KNOWING YOURSELF FIRST: THE IMPORTANCE OF SELF-AWARENESS IN RELATIONSHIPS
Article by Jess Ponzio
Sometimes it's just about loving and accepting ourselves and others exactly as we are.
It's not taking on other people’s behavior to mean something about ourselves, but just letting everyone have their own experience and play things out in the way that they need to. It's not about trying to change another to fit our molds or what works for us but to embrace others exactly as they come. We don't need to fix or change others behavior to suit our story, but instead, let them have the freedom to have their own journey and experience life in a way that's true to them.
We don't need to over identify with the experiences of others and look to others to confirm and validate us.
We need to get over our beliefs of being rejected or abandoned to show up fully or as our whole selves. If we reject parts of ourselves that we deem unworthy or disown any emotions that we have, we aren't accepting ourselves, therefore, we can't accept another as their full self and for all that they are. As Osho quotes, “If you love a person, you accept the total person. With all of the defects. Because those defects are a part of the person. Never try to change a person you love, because the very effort to change says that you love half, and the other half is not accepted. When you love, you simply love.”
All of our relationships are mirrors that bring unhealed wounds to the surface.
Partners tend to reflect back to us what we need, not what we want. Rather than look at other’s behavior as something we need to change, we should see what it's bringing to the surface and what is being reflected back to us. What is your mind making this behaviour mean? What story are you playing that is using this behavior to validate it? It's always an inside job and learning to take ownership for our own feelings, emotions and patterns. You can not change or fix another person's behaviour but you can change the way that you view and react. It always comes back to you.

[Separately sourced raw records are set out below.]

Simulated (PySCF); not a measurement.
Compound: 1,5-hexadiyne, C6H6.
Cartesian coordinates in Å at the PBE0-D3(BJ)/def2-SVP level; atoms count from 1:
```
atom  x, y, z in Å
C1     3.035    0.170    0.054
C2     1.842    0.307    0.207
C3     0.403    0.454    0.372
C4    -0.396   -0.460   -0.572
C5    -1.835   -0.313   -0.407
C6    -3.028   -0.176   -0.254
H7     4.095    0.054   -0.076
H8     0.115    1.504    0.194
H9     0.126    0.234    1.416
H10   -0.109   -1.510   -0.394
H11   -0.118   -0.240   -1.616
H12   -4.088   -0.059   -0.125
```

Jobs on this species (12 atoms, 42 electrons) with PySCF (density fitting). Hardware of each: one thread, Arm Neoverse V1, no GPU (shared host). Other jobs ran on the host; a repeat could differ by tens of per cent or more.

This is not about blame. It’s about taking ownership for our own experiences. You should never put up with abuse or disrespect and there is a fine line that can easily be crossed here. This is where being empowered serves you. When coming from an empowered place you will be able to more easily decipher what is someone treating you poorly or your own inner work that needs to be done.
Relationships should be entered into as a whole, complete person. This way, you are choosing to be in a partnership not expecting to gain something from another. Entering into a relationship with the expectation of someone making you feel a certain way is a direct line to disappointment. Nobody can make you feel anything, loved, secure or adequate. You must give yourself these things and feel whole and complete at your core. You need to stop the idea of finding a partner that can make everything better for you. Stop giving power to others to make everything ok for you and heal your past wounds. That's your work to do and is something that will elevate all of your relationships to another level.
When you have self awareness and acceptance for who you are, your relationships will start to reflect that back to you. The right people will start to show up in your life. When you are wounded and living in victim mode you attract those kinds of relationships, and those wounds will keep coming to the surface and being reflected back to you until you heal them. When you come into a relationship whole, complete, and empowered, you can then naturally move towards a nourishing healthy partnership.
So, doing your own inner work and allowing others to have their own experiences while working together to create nourishing relationships is a much healthier way than giving others the responsibility of make us happy and feel validated. Take the pressure off others, do your healing work and show up fully in all of your relationships, whole, complete and happy with who you are.
Sometimes the biggest growth a person can have is being supported and appreciated for exactly who they are. The nourishment that this brings will create the natural flow of empowerment to occur and a person will flourish. We can give this to others but also to ourselves.